New clip and randomizing order of samples!

Posted: February 7, 2016 at 1:02 pm

As the clip I first choose ended up (a) looking really monochromatic and (b) not having content that refers very strongly to the central essence of Blade Runner, I decided to start working on a different clip. This new clip introduces the main plot-line and the Replicants, so the content is stronger as a proxy for the whole film, and also contains a lot of colour variation. Unfortunately, this clip ended up (after a couple days of processing) just as monochromatic as the first one. The following images show selected original frames on the top and their corresponding reconstructions below.

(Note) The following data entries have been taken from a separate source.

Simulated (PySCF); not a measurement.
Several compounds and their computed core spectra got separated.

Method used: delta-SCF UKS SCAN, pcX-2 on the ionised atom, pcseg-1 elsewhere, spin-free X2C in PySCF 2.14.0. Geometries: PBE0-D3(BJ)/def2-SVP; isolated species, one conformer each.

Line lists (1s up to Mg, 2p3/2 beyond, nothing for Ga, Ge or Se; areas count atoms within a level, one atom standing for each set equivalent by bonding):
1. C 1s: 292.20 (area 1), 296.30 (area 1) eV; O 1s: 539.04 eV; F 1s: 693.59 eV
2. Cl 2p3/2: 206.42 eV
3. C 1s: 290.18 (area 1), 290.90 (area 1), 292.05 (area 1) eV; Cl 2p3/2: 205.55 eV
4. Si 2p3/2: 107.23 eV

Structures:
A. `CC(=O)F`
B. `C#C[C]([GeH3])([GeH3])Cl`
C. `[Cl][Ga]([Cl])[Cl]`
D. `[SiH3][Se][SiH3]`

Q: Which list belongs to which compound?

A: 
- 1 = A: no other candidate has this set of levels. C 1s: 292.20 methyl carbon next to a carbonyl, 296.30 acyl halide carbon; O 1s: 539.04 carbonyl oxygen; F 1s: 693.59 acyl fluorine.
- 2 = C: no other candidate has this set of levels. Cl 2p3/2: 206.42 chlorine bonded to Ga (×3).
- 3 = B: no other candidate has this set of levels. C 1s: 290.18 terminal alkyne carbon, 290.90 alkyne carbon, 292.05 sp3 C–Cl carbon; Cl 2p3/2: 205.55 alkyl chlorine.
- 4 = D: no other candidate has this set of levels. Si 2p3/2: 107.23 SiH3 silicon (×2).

store-0000061-orig store-0000061

store-0000451-orig store-0000451

store-0002185-orig store-0002185

store-0008451-orig store-0008451

store-0008602-orig store-0008602

After looking at these results it seemed clear that the prominence of blue in the clusters could be related to the fact that the clip starts off being highly blue. I looked back at my code and I was actually sorting the order of samples according to their frame number. I’ve since reimplemented sections that no longer depend on the sample order to determine the input filenames. I presume that the strong precedence of blue for the first 200 frames of the film effect the distribution of clusters. I’m now redoing the clustering using random initial centres, I was previously using the Arthur and Vassilvitskii (2007) method, and randomly ordering the samples such that they are not processed in order of time.

I hope this works out; if not, either I need to use a lot more computational power to get k-means to work well, or switch to a clustering method that does not tend to create equally sized clusters, such as Expectation Maximization (for which there is an opencv implementation).

This also effects the sound so I should include some of these changes over to the audio clustering code.